AAUP Resolution Supporting the United Nations Climate Accord and Campus Divestment

At the 2015 United Nations Climate Change Conference, over 190 nations negotiated an agreement (not yet legally binding) to limit global warming to less than 2 degrees Celsius—and to pursue efforts to stay below 1.5 degrees Celsius.

Achievement of this ambitious goal will require a resolute collective global effort. All organizations and institutions, large and small, must take all feasible steps, consistent with their resources and missions, to help achieve a rapid decrease in greenhouse gas emissions and a transition to renewable energies. Failure to do so will cause major disruptions to political and economic institutions and threaten not only the well-being but also the very survival of future generations.

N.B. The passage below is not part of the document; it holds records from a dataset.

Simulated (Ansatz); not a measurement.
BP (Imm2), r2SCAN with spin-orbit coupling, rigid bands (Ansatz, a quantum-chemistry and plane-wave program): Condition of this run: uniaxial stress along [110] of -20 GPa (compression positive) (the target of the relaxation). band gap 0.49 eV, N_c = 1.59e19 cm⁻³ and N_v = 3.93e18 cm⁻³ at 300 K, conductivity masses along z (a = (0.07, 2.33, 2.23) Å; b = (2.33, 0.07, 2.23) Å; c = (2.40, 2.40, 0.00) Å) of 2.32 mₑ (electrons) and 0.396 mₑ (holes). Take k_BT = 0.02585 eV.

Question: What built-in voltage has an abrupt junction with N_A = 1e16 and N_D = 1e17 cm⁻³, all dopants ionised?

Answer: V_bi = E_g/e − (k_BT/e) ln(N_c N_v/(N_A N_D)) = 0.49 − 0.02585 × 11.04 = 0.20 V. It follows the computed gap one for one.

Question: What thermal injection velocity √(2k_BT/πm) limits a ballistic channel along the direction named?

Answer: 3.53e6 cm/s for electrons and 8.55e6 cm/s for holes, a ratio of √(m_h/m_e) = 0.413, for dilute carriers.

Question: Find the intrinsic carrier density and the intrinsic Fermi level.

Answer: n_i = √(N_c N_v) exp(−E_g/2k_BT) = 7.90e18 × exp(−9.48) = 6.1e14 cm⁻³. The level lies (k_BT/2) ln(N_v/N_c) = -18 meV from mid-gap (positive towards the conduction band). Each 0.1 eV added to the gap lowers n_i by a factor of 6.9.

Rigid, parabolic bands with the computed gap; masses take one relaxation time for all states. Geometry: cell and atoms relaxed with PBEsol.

Prominent among current measures to reduce heat-trapping emissions is a growing divestment movement. It began in 2011 as students at several U.S. colleges petitioned administrators to divest their endowments of fossil-fuel stocks and bonds. Five years later, this movement includes not only colleges and universities but also pension funds, foundations, faith-based groups, governmental organizations, and individual investors who have, in total, divested over $3.4 trillionin assets.

The AAUP recognizes that the campaign to divest from fossil fuels is presently controversial, but it is, nevertheless, the AAUP’s considered judgment that there are compelling economic and moral reasons to support divestment.

Financial analysts increasingly speak of a “carbon bubble” soon likely to burst. This is because much of the value of carbon-fuel companies consists of underground reserves, most of which (65-80%) must remain there as “stranded assets” if we are to avoid catastrophic climate change. These companies are vulnerable to several possible developments: government regulations and /or judicial decisions that would limit the use of carbon fuels, the accelerating development of alternative energy sources, and the growing political opposition to fossil fuels.

The ethical argument—the moral imperative to respect the rights of future generations—is even more compelling. Given that its mission statement includes a commitment to “promote the economic security of faculty, academic professionals . . . and all those engaged in teaching and research in higher education” as well as a commitment to “ensure higher education’s contribution to the common good,” the AAUP recognizes its responsibility to participate in current efforts to preserve our planet. As Sharan Burrow of the International Trade Union Confederation aptly cautions, “There are no jobs on a dead planet.” Nor, it might be added, will there be any universities to promote the public good.

It is expected of institutions of higher education that they will provide intellectual and ethical leadership. Accordingly, the AAUP deems it appropriate and necessary to now add its voice to the call for divestment.

While the AAUP appreciates the many steps already taken by American colleges and universities to address climate change, it also recognizes the urgent need for an immediate intensification and extension of these efforts.

In particular, the AAUP calls upon members of the academic community to take the following actions:

  1. Administrators should oversee further reductions in campus greenhouse gas emissions;
  2. Faculty should create additional courses and co-curricular programming to teach the skills and values needed to create a sustainable society;
  3. University scientists should devote more attention to researchingenergy conservation and renewable energies;
  4. Governing Boards should begin a process, taking no longer than five years, to purge endowments and retirement funds of fossil-fuel holdings and to reinvest these monies into businesses that promote conservation and green energies.

We urgently ask all of our colleagues to promote these measures on their campuses.